Dynamic Preference Logic

Fenrong Liu

Institute of Logic, Language and Computation - University of Amsterdam - The Netherlands

Institute of Philosophy - Chinese Academy of Social Sciences - China

References

(1) A. Baltag, L. Moss, S. Solecki,  'The Logic of Common Knowledge, Public Announcements, and Private Suspicions', GILBOA I., Ed., Proceedings of the 7th Conference on Theoretical Aspects of Rationality and Knowledge (TARK 98), 1998, p. 43-56.
(2) H. van Ditmarsch, W. van der Hoek, B. Kooi, "Dynamic Epistemic Logic", Springer, Berlin, 2006.
(3) J. van Benthem and F. Liu, 'Dynamic Logic of Preference Upgrade', to appear in the Journal of Applied Non-Classical Logic, Vol 17: 2, 2007.
(4) D. de Jongh and F. Liu, 'Optimality, Belief and Preference'. Tech
Report, PP-2006-38, ILLC, University of Amsterdam. Also in S. Artemov and R. Parikh eds, "Proceedings of the Workshop on Rationality and Knowledge", ESSLLI, Malaga, 2006.
(5) F. Liu, 'Preference Change and Information Processing'. Tech Report, PP-2006-41, ILLC, University of Amsterdam. Also in "Proceedings of  the 7th Conference on Logic and the Foundations of Game and Decision Theory", Liverpool, 2006.

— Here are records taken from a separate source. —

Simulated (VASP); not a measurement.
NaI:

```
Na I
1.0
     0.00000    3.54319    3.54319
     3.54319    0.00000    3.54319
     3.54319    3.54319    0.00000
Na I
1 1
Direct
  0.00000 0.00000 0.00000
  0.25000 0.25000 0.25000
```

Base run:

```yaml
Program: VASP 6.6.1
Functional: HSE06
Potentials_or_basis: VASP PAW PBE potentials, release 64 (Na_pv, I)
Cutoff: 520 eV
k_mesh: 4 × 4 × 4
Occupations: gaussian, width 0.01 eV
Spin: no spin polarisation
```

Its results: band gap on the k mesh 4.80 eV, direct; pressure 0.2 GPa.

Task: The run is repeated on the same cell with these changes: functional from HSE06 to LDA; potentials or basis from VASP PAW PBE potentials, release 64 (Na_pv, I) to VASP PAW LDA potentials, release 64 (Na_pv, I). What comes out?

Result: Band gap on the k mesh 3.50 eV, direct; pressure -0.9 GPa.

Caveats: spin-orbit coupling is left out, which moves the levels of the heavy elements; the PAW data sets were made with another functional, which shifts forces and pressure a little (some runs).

General description: The notion of preference occurs across many areas, such as philosophy of action, decision theory, optimality theory, and game theory. Individual preferences can be used to predict behavior by rational agents. More abstract notions of preference also occur in conditional logic, non-monotonic logic and belief revision theory, whose semantics order worlds by relative similarity or plausibility. In the tutorial, we will  present various languages to express preference. More importantly, preferences are not static, but they change triggered by incoming new information, or just changes in our own evaluation. We will present several approaches to model the dynamics of such changes.

Prerequisite: Basics of Modal Logic.

Introduction: epistemic dynamics*: First we will review the basics of
epistemic logic, both in its standard and its dynamic versions. A few typical examples will be presented to show the process of information
update by exchanging information. The same methodology will be used to deal with preference change.

Betterness based preference change: The notion of preference will be introduced as an unary modality, using a semantic relation of 'betterness' in Kripke models. After setting up the static logic, we will analyze what happens to the model when new information comes in, leading to a dynamic logic of preference change.

Constraint-based preference change: Next, we define preference in terms of a constraint sequence, a concept from optimality theory. In case agents only have incomplete information, beliefs are introduced as well. We propose three definitions to describe different procedures agents may follow to get a preference using beliefs. Changes of preference are explored w.r.t their sources: changes of the constraint sequence, and changes in beliefs.

Value-based preference change:  Finally, a more quantitative approach will be taken to represent preference, using an evaluation function on worlds. In this richer setting, incoming new information may raise your evaluation value towards some options, but it can also reduce them. A semantics and matching logic will be presented to describe preference change in this manner.

Finally, we will present a comparison of the qualitative and quantitative
approaches presented in our lectures, and discuss various translations between them.

The abstract models presented in this tutorial can be applied to many
areas beond preference per se. We will discuss a few instances in belief revision (plausibility change), deontic logic (commands and changing obligations), voting theory (preference aggregation), and game theory.